Polynomial Regression | Capture nonlinear patterns with a linear model

Created: 2019-03-26 Last updated: 2020-03-11 Read time: 3 min

まとめ

Polynomial regression expands features with powers so that a linear model can fit nonlinear relationships.
The model remains a linear combination of coefficients, preserving closed-form solutions and interpretability.
Higher degrees increase expressiveness but also invite overfitting, making regularization and cross-validation important.
Standardizing features and tuning the degree plus penalty strength leads to stable predictions.

Intuition #

A straight line cannot describe smooth curves or hill-shaped patterns. By expanding the input with polynomial terms—$x, x^2, x^3, \dots$ for univariate regression, or powers and interaction terms for multivariate regression—we can express nonlinear behaviour while still using a linear model.

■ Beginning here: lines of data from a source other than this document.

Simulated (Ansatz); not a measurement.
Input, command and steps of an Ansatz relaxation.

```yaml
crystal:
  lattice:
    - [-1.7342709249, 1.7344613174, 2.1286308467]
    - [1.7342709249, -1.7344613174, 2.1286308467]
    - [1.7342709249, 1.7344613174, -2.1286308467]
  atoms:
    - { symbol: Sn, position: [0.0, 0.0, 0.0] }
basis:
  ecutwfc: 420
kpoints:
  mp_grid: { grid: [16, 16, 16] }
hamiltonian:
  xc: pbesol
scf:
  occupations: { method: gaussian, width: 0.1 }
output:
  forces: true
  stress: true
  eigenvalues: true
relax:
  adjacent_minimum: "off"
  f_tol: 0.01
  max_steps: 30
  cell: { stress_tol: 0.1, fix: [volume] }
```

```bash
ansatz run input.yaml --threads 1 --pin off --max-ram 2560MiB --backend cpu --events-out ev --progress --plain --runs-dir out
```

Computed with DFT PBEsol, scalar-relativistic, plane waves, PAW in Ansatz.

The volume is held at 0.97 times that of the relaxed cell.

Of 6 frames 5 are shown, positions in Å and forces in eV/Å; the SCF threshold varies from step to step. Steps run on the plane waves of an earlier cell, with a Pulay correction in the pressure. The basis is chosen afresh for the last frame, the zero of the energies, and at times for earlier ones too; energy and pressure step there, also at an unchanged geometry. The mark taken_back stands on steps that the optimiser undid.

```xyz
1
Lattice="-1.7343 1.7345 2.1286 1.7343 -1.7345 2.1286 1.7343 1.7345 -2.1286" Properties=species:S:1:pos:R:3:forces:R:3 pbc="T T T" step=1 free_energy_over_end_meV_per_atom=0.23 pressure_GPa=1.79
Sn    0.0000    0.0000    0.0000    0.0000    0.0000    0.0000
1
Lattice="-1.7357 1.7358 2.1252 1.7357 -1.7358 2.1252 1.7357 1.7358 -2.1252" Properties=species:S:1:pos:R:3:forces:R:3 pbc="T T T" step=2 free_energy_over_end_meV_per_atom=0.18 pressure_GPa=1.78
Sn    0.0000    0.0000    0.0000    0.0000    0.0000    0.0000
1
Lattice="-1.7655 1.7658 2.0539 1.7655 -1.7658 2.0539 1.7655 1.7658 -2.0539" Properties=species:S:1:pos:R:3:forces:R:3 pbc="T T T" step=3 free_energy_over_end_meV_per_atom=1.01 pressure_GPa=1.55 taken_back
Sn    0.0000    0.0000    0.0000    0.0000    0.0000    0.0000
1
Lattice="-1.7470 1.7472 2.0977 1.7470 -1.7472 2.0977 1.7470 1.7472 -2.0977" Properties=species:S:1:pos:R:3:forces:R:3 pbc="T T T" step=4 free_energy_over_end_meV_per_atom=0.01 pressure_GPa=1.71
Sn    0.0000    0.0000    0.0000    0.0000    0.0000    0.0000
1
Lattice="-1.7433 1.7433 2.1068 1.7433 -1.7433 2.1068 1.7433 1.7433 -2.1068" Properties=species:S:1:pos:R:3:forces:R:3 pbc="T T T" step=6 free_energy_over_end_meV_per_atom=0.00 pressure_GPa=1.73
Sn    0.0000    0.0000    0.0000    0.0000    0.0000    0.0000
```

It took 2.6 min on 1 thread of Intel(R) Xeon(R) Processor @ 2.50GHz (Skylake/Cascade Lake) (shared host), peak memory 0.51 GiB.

Mathematical formulation #

Given $\mathbf{x} = (x_1, \dots, x_m)$, we build a polynomial feature vector $\phi(\mathbf{x})$ up to degree $d$ and fit a linear regression on top of it. For $m = 2$ and $d = 2$,

$$ \phi(\mathbf{x}) = (1, x_1, x_2, x_1^2, x_1 x_2, x_2^2), $$

and the model becomes

$$ y = \mathbf{w}^\top \phi(\mathbf{x}). $$

As $d$ grows, the number of terms increases rapidly, so in practice we start with degree 2 or 3 and pair it with regularization (e.g., Ridge) when necessary.

Experiments with Python #

Below we add third-degree polynomial features and fit a curve to data generated from a cubic function plus noise.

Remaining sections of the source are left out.